Health Check Fails for Host 1 but Passes for Host 2 Event Logging

James_S · July 17, 2014, 11:56pm

When the Health check fails on Host 1 it swaps over to Host 2. The peplink knows this but does not log it in the event log. it makes trouble shooting issues very hard. Can you please adjust the log so it reflects when this happens it is recorded?

Thank you!

Tim_S · July 18, 2014, 1:11am

WAN up/down events are automatically logged in the event log, you should already see these.

Jarid_Petermann · July 21, 2014, 12:48am

If setup in back-up mode you will see “WAN2 connected” in the event log. If the WAN connection is set to “Always On” it will not provide a message.

James_S · July 22, 2014, 6:14am

I am looking for the when a Peplink does a Health Check and it fails on Host 1 and switches and checks Host 2 for the Event Log to be updated with that.

I know it is doing a Health check on 1 and when it fails it swaps to Health check 2 but, nothing in the Event log shows this. This would help us in trouble shooting issues where the internet is up but the Peplink cannot reach out to a server or location etc. If you have it set to say ping a specific IP Address and it cannot do it, then it takes the connection off line but, that does not say is the internet down or up just it cannot ping it. By recording it failed on 1 and had to swap to 2 then that allows us to say this server went off line but, the internet was still up.

This is basically already in place it just needs to be produced in the event log.

I hope that makes sense.

Jarid_Petermann · July 22, 2014, 7:19am

If both connections are set to always on it will send out health checks at the specified times. If a health check fails on a particular WAN this will be reflected in the Event Log.

One WAN Connection on, Other Back-Up Priority (Event Log)
Jul 22 17:10:10 WAN: Cable One connected (186.54.26.5)
Jul 22 17:09:40 WAN: Midcontinent disconnected (WAN Failed DNS Lookup)

Both Connections set to always on (Event Log)
Jul 22 17:03:59 WAN: Cable One disconnected (WAN Failed DNS Lookup)
Jul 22 17:04:51 WAN: Cable One connected (186.54.26.5)

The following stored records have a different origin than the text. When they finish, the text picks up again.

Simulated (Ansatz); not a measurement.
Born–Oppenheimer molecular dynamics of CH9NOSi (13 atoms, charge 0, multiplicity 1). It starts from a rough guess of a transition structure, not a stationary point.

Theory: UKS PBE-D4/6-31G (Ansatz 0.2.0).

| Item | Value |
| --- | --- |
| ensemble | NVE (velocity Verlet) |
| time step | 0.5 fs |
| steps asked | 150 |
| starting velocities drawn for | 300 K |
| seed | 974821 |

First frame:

If this is not properly reflecting the down/up times of the WAN connection as it should, please open a support ticket:
http://cs.peplink.com/contact/support/

James_S · July 22, 2014, 7:32am

maybe i am not making the issue clear enough

Wan 1
health check location 1
health check location 2

the health check location 1 fails
the health check location 2 passes
WAN 1 stays up.

there is nothing in the log about this or i am missing it then

James_S · July 22, 2014, 7:34am

WAN 1
Health Check Location 1
Health Check Location 2

WAN 1 does a Health check on Health location 1 and fails, so it then does a health check on location 2 and passes
nothing in the event log is recorded about this. WAN 1 stays up and working but if there is an issue on Health Check location 1 no one will ever know.

Tim_S · July 22, 2014, 7:41am

Your feature request is noted, let’s see if there is any more interest from other users. The whole idea behind having a second host is to insure that the WAN is actually down.

Jarid_Petermann · July 22, 2014, 7:45am

Hello, I believe I understand you now. Yes you are are correct on how it does work.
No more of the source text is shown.